The things you think you know....
Much like Bill Stewart, Peter Ihnacak was a name I was looking forward to. You see, way back in 1983-84, I took a creepy little instamatic camera to the Gardens and took a bunch of pictures of my first-ever game. In it, there's a celebration as Peter Ihnacak scores the only Leaf tally. The pictures are dim and grainy, but you can see the red light and make out Salming and Nylund and a couple of other guys. I've then got a shot of the old scoreboard announcing that this was Peter Ihnacak's goal - his 15th of the season. (I will scan those once I find them.)
I've long maintained that Peter Ihnacak got the first Leaf goal I ever saw live.
There's only one problem, and it struck me yesterday as I was prepping to do this - Peter Ihnacak only scored 10 goals in 1983-84. He was injured.
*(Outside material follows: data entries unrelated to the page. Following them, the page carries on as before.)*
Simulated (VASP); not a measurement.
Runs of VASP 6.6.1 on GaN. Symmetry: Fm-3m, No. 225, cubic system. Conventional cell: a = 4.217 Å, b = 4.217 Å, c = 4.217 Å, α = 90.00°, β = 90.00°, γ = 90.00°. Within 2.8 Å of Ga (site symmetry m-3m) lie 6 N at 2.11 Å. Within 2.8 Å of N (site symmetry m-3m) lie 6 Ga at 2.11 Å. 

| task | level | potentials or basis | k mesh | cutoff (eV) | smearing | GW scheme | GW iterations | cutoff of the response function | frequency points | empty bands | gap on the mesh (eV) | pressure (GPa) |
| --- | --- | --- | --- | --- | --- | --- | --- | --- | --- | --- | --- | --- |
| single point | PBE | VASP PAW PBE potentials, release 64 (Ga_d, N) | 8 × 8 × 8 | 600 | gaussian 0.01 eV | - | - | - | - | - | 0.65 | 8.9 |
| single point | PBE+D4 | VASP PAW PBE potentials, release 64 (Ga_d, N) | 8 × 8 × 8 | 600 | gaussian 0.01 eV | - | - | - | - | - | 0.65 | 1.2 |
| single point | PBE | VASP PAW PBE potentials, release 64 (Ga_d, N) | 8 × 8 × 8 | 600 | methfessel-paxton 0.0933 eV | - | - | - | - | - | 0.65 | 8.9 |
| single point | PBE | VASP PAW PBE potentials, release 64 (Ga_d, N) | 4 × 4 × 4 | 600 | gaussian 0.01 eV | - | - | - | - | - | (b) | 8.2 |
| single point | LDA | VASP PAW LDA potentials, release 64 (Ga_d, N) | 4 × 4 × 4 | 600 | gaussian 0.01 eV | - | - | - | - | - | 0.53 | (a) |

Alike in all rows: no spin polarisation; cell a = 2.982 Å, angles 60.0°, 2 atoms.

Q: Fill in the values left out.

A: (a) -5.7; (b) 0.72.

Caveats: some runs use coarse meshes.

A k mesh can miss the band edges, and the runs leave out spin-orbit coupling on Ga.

So after nigh-on 25 years of thinking those pictures were of one thing, I now realize that those were from my SECOND game, and that 4-1 loss to Washington was actually a Feb. 5, 1985 game. The nice thing is that I got this postcard of Ihnacak the day he got that goal. The bad news is that I have no idea when that first game was, who it was against or who scored my first Leaf goal (I'm thinking a 3-1 loss to the Caps on Dec. 17, 1983, which is how I conflated the two games - all I know was that Hutchison and McCourt were in the warmup, and Hutch was a recent signing).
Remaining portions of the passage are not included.